Moroccan heavy metal

When I think Morocco, I think belly dancing. I had the pleasure of working with a Moroccan last year; she hosted our company holiday party, and it included much of said belly dancing. It was then, while listening to the jingle of my co-worker’s tiny coin skirt and munching on a sugar cookie, that my ears and eyes were opened in awe to North African sounds of the exotic Morocco.
You can imagine what I expected to find then as I started my search for the top album sales in Morocco… but I didn’t find any top album sales. I couldn’t find any lists whatsoever on what is selling the most, even after several bilingual searches! So I shifted my angle. What is being reported on in the music scene from Morocco then? Much to my chagrin, I’ve come to find that it’s heavy metal.

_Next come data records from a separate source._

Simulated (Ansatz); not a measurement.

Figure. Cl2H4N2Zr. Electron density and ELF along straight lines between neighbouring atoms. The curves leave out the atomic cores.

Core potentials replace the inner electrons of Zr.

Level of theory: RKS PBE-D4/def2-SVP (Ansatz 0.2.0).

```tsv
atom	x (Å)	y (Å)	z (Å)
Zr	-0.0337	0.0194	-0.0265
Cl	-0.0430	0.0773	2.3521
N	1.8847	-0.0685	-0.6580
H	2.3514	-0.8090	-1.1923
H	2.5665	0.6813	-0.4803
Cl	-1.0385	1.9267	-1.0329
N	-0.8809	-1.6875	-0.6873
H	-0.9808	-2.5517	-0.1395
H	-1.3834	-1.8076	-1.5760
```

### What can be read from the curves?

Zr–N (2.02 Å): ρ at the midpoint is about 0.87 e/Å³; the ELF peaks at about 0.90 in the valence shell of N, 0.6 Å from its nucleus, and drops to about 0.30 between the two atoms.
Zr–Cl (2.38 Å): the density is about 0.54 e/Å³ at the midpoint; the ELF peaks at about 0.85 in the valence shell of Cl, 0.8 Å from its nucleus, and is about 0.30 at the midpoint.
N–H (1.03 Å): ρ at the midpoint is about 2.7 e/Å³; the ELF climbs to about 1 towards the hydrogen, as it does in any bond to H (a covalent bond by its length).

Heavy metal is definitely inching its way to the forefront of progressive music in Morocco, stirring up the locals and attracting international attention all the while. My searches kept taking me to Mark LeVine, a musician and Professor of Modern Middle Eastern History, Culture, and Islamic Studies at the University of California, Irvine. LeVine just recently wrote a book about the rise of heavy metal across the Middle East. He spent a few years around the Middle East following this phenomenon in such strict Muslim cultures, and found that heavy metal, reggae, hip-hop, rock, punk, and ska are becoming more and more prevalent as younger individuals are starting to push for more social and political freedom. Rap has long been instilled in Morocco as a voice for change (rap and hip-hop seem to be deep in most francophone countries as well as ska and reggae) but heavy metal is the newest of the progressive vessels.
Progress and change does not come without criticism though, and heavy metal getting a little louder in Muslim countries is no exception. Many heavy metal musicians are accused of creating satanic material, going against good morals and having bad intentions. Doesn’t that sound a little familiar? Grams and Gramps definitely gave me a few good talking-to’s when I was younger and wore baggy clothes and chains…It seems like it might be a little more intense in Morocco though, as some young Moroccans have been thrown in prison for playing heavy metal. The rap scene in Morocco went through the same struggles, but now it’s extremely mainstream, so there is still hope for the hard rockers of the Middle East!
Some highlighted heavy metal bands from Morocco that you can check out online are: Ephemeral Promise, Damned Creation, Xenophiliya, and Hammerhead – all of whom played at one of the biggest heavy metal concerts in Morocco earlier this year.
If you’re not into the heavy metal scene, I would definitely suggest picking up LeVine’s book Heavy Metal Islam: Rock, Resistance, and the Struggle for the Soul of Islam; it’s at the top of my list for winter break reading. Since there were no top albums to cover, the words for this week are: Moroccan Heavy Metal. This should no longer be a puzzling phrase, but a phrase that implies social and political progress for countries across the Middle East; heavy definition? That’s heavy metal.